The work was reported online in a recent issue of Nature Communications.
A growing field
Although others have developed ionotronic materials with high conductivities that allow the quick movement of ions, those conductivities cannot be controlled.
“What we’re doing is using light to switch a soft material from insulating to something that is 400 times more conductive,” says Xu Liu, first author of the paper, who is now an incoming assistant professor at King’s College London.
Key to the work is a class of materials known as photo-ion generators (PIGs). These can become some 1,000 times more conductive upon the application of light. The MIT team optimized a way to incorporate a PIG into polyurethane rubber by first dissolving a PIG powder into a solvent, then using a swelling method to get it into the rubber.
Broadening possibilities
In the material reported in the current work, the change in conductivity is irreversible. But Liu is confident that future versions could switch back and forth between insulating and conducting states.
She notes that the current material was developed using only one kind of PIG, polymer (the polyurethane rubber), and solvent, but there are many other kinds of all three. So there is great potential for creating even better light-responsive soft materials.
Liu also notes the potential for developing soft materials that respond to other environmental stimuli, such as heat or magnetism. “We’re inspired to do more work in this field by changing the driving force from light to other forms of environmental stimuli,” she says.

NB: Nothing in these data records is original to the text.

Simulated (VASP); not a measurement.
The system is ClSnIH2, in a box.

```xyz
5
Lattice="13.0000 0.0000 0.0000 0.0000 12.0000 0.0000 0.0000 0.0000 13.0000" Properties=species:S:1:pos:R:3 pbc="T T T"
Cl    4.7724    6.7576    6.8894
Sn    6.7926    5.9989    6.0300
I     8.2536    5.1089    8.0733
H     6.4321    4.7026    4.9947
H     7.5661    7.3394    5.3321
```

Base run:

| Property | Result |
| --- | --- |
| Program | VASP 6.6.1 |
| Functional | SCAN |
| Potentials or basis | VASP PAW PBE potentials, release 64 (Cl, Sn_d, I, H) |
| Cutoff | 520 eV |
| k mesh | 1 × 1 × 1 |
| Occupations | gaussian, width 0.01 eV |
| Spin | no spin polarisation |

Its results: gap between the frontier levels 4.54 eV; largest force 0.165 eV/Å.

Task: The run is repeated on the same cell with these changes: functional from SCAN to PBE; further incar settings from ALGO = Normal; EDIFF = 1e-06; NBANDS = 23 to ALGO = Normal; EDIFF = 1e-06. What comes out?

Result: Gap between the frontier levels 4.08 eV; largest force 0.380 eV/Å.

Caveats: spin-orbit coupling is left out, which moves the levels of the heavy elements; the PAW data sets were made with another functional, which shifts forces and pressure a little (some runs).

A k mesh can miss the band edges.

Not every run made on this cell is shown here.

“Our work has the potential to lead to the creation of a subfield that we call soft photo-ionotronics,” Liu continues. “We are also very excited about the opportunities from our work to create new soft machines impacting soft wearable technology, human-machine interfaces, robotics, biomedicine, and other fields.”
Additional authors of the paper are Steven M. Adelmund, Shahriar Safaee, and Wenyang Pan of Reality Labs at Meta.